In order to better understand the Roman Senate’s aversion to the return of a monarchy, it is useful to consider the prior relationship between the Senate and the early Roman kings, and in particular the conflict between the Senate and the last king Lucius Tarquinius Superbus.

According to the Roman historian Titus Livius (known as Livy), the Senate was originally created as an advisory council by the legendary first Roman King Romulus.  He appointed one hundred senators who were called the ‘patres’ in virtue of their rank, and their descendants were called ‘patricians’ (Livy, 1.8).  During the later republican period, the Senate became increasingly powerful – more like a legislature than an advisory body (Cornell 1995, 369-370).

In an important contrast to the Senate, many of the subsequent Roman kings were not of patrician blood, and were regarded as ‘outsiders’ (Cornell 1995, 142).  They adopted tyrannical Greek and near-eastern models of kingship in their search for legitimacy and charismatic authority.  They were essentially anti-aristocratic figures, who ruled in the interests of the plebeians, including by redistributing wealth to them from the patricians (Cornell 1995, 147-148).

The seventh and last Roman King Lucius Tarquinius Superbus began his reign in 535 BCE by executing the leading patricians whom he suspected of being partisans of his predecessor Servius Tullius, whom he had overthrown by violence (Livy, 1.49).  Because Tarquinius reigned without either being elected by the people or confirmed by the Senate, he surrounded himself with guards and maintained his dominion by fear.  He summarily conducted the trials in capital cases without any assessors, and put to death, banished, or fined not only those whom he suspected or disliked, but also those from whom his only object was to extort money (Livy, 1.49).

In his way, Tarquinius not only earned the reputation of an anti-aristocratic tyrant but also as an antagonist of the Senate, as recorded in the following passage by Livy.

‘It was chiefly the senators whose numbers were reduced by this procedure, and Tarquinius determined to make no new appointments to the order, that it might be the more despised for its very paucity, and might chafe less at being ignored in all business of state.  For this king was the first to break with the custom handed down by his predecessors, of consulting the senate on all occasions, and governed the nation without other advice than that of his own household. War, peace, treaties, and alliances were entered upon or broken off by the monarch himself, with whatever states he wished, and without the decree of people or Senate’ (Livy, 1.49).

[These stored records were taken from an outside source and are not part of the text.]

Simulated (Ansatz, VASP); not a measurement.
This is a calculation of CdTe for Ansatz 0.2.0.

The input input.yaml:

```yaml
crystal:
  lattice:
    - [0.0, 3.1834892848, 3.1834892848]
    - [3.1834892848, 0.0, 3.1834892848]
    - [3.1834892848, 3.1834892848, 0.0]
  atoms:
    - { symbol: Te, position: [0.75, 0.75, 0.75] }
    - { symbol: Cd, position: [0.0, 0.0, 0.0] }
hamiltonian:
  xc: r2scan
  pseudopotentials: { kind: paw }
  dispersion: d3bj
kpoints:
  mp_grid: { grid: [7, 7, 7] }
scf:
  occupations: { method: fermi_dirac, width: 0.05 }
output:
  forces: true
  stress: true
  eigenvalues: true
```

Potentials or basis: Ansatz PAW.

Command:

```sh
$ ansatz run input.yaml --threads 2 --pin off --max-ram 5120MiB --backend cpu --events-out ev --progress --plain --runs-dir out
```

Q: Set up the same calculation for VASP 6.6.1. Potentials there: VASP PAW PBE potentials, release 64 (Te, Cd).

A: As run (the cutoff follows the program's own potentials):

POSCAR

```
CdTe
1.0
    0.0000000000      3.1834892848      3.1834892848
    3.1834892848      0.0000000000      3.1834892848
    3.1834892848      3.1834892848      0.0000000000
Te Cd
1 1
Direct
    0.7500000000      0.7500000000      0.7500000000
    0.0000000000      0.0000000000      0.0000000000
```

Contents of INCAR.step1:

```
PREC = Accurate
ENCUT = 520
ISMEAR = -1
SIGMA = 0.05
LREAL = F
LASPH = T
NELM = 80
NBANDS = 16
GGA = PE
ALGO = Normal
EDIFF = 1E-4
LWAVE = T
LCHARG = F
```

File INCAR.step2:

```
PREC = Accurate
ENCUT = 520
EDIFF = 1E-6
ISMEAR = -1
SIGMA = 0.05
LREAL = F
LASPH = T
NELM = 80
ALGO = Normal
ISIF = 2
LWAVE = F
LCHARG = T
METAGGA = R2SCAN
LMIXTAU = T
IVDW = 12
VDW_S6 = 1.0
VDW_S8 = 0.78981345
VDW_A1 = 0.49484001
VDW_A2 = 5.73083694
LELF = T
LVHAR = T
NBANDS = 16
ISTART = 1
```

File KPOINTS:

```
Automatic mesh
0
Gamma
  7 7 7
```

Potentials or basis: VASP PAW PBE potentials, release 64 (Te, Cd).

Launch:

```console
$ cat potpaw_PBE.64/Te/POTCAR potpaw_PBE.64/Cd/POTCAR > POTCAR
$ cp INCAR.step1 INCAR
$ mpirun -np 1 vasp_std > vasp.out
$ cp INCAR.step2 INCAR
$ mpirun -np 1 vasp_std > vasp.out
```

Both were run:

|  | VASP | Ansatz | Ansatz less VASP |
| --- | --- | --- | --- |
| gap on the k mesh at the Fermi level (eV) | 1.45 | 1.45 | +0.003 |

Cornell (1995, 148) concludes that such tyrannical behaviour is the most likely reason for the almost pathological dislike of monarchy during the subsequent Republican period of Rome.  Indeed, the first acts of the initial praetors (consuls) of the Republic in 509BCE, Brutus and Tarquinius Collatinus, were to make the people swear never to allow anybody to be king, and to legislate against aspiring to monarchy in the future (Cornell 1995, 150, 215).  For the rest of Roman history, ‘king’ or ‘rex’ was a term of loathing in Roman politics (Beard 2015, 125).

The dislike of monarchy was instrumental in shaping the constitution of the Roman Republic.  Two consults were elected by the comitia curiata[1] and held office for only one year.  They took it in turns to hold the fasces, the symbol of power and authority (imperium) in ancient Rome (Livy, 2.1.8).  They also had the power to veto the decisions of each other (Cornell 1995, 226).  As consul, Brutus selected leading men of equestrian rank to fill the vacancies in the Senate caused by Tarquin; by this means Brutus brought it up to the old number of three hundred.  Livy claims that ‘this measure had a wonderful effect in promoting harmony in the State and bringing the patricians and plebeians together’ (Livy, 2.1.8); although later conflicts between these classes contradicted this claim.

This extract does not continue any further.